EndPointCorp / end-point-blog

End Point Dev blog
https://www.endpointdev.com/blog/
17 stars 65 forks source link

Comments for Speeding Up Saving Millions of ORM Objects in PostgreSQL #961

Open phinjensen opened 6 years ago

phinjensen commented 6 years ago

Comments for https://www.endpointdev.com/blog/2014/04/speeding-up-saving-millions-of-orm/ By Szymon Lipiński

To enter a comment:

  1. Log in to GitHub
  2. Leave a comment on this issue.
phinjensen commented 6 years ago
original author: Bartosz Radaczyński
date: 2014-04-11T14:37:46-04:00

Passwords can be provided by setting environment variables PGUSER and PGPASSWORD. Arguably that is better than the ~/.psql file (http://www.postgresql.org/docs/9.1/static/libpq-envars.html)

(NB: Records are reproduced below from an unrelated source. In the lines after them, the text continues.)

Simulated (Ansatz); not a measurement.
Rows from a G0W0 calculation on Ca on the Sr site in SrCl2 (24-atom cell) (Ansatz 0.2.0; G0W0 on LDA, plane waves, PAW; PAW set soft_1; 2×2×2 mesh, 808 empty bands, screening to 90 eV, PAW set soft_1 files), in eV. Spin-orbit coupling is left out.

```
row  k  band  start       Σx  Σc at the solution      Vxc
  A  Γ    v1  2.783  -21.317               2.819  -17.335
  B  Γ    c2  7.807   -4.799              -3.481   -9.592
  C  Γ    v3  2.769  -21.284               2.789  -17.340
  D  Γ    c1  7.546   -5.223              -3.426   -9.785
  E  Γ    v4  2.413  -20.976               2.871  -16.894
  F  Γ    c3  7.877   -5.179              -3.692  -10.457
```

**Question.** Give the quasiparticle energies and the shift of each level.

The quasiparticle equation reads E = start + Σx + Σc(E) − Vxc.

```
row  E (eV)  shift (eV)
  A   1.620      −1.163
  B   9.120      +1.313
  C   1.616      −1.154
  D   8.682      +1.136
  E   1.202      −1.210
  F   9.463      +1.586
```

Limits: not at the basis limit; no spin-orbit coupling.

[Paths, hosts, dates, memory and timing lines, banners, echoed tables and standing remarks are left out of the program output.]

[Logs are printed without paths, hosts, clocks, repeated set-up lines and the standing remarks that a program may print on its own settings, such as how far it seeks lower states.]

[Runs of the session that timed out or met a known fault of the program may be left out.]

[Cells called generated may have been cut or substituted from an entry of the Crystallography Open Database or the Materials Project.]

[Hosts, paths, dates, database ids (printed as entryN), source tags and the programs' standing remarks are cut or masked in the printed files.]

phinjensen commented 6 years ago
original author: Andreas Kostyrka
date: 2014-04-11T14:58:23-04:00

Well, you've forgot two things:

1.) psycopg2 has support for COPY. 2.) If you have access to the server file system, you can write out the data into a temporary file, and use a COPY command with a filename.

phinjensen commented 6 years ago
original author: Jon Jensen
date: 2014-04-11T17:22:05-04:00

I think Szymon meant ~/.pgpass for the password file.

Arguably, there's not signficant difference in security between environment variables and ~/.pgpass because Postgres requires that ~/.pgpass be readable only by the owner. Any user that can read that can also read (e.g. on Linux) /proc/$pid/environ and see your environment variables.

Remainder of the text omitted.